Long queue monitoring and alerting #501

danwetherald · 2025-01-29T07:23:52Z

Hello everyone,

I ran into an incident where we had an extremely large backlog of jobs in our queue as things exponentially fell behind and simply could not catch up.

It would have been nice if I had some monitoring setup to alert me when job queues begin to become super long.

Another fun idea is using the fly.io machines api to automatically start more worker machines until the job queue has been reduced to a normal length.

https://fly.io/docs/machines/api/machines-resource/

@rosa I wanted to see if you had a best practice to go about accomplishing such monitoring.

Thanks!

rosa · 2025-01-29T11:05:45Z

Hey @danwetherald, sorry about that! Were you using a different Active Job backend before and had monitoring set up for that?

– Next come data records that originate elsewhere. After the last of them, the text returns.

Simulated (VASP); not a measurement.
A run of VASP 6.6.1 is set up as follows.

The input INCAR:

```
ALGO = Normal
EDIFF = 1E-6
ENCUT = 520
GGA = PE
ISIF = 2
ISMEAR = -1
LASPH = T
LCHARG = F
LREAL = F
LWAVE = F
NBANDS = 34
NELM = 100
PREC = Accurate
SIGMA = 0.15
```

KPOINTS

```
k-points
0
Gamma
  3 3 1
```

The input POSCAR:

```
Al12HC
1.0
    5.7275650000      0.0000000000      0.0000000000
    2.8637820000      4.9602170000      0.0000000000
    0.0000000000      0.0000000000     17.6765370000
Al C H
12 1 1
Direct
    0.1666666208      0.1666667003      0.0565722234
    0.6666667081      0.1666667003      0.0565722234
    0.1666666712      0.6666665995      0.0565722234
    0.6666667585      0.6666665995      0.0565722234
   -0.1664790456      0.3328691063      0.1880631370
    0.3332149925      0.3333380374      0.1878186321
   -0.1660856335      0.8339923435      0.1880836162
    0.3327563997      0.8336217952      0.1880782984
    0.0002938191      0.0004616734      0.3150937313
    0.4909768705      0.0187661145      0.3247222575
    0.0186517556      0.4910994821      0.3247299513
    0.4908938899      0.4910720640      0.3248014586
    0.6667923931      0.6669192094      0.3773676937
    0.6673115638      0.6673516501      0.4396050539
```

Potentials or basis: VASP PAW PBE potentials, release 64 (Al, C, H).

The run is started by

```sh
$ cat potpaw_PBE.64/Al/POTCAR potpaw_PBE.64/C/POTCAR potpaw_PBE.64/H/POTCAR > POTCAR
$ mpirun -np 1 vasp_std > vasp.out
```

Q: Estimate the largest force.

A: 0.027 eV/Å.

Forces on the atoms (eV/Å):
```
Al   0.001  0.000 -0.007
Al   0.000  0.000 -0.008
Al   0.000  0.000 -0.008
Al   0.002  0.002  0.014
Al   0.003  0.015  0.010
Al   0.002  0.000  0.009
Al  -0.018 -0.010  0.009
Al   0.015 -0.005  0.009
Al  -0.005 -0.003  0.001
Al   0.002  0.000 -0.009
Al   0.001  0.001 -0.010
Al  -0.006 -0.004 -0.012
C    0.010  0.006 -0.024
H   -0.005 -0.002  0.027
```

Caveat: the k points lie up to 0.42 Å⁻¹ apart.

danwetherald · 2025-01-29T15:54:43Z

Thanks for getting back to me @rosa.

No, this is a new project, and we simply added a few jobs that generate more jobs and after taking a look to see why some data syncs were not happened, we came to find out that the queue was extremely long due to this added data sync job, causing the reoccurring job queues to exponentially get longer as time went on.

Being that jobs are simply a active record model, my idea was to add some queue lengths somewhere in order to simply send a slack for example when a queue becomes too long or that the average job wait time becomes greater than a certain value.

My first thought is to just simply setup a high priority job that will run in a queue no matter the length do to its higher priority every few minutes with a recurring job configuration to check the lengths of the queues, and notify me if needed.

Of course once something like this is setup, we could play around with the machines api from fly to possibly add more workers to help with large queues.

rosa · 2025-01-29T16:49:20Z

Ahhh got it. It really depends on your setup 🤔 We use Yabeda and Prometheus and so we export some metrics like this:

module Yabeda
  module SolidQueue
    def self.install!
      Yabeda.configure do
        group :solid_queue

        gauge :jobs_failed_count, comment: "Number of failed jobs"
        gauge :jobs_unreleased_count, comment: "Number of claimed jobs that don't belong to any process"

        collect do
          if ::SolidQueue.supervisor?
            solid_queue.jobs_failed_count.set({}, ::SolidQueue::FailedExecution.count)
            solid_queue.jobs_unreleased_count.set({}, ::SolidQueue::ClaimedExecution.where(process: nil).count)
             end)
          end
        end
      end
    end
  end
end

One to check queue depth could look like this:

solid_queue.high_priority_queue_depth.set({}, ::SolidQueue::ReadyExecution.queued_as("production_high_priority").count)

nlsrchtr · 2025-01-31T08:57:57Z

Hi @rosa,

that's great! I also wanted to setup monitoring and reached out to yabeda-activejob, which looked like a good candidate to add. But it works out, that in my current setup, it reports the Sidekiq jobs only - since I have Sidekiq and SolidQueue working in parallel. It reads to me, that that gem is trying to hook into generic notifications and generate metrics based on that.

Would it be possible to adjust SolidQueue in a way, that it also exposes those metrics via the ActiveJob interface? So we could use that gem and there is no need to have a SolidQueue specific reporting and dashboard etc. within Prometheus and Grafana?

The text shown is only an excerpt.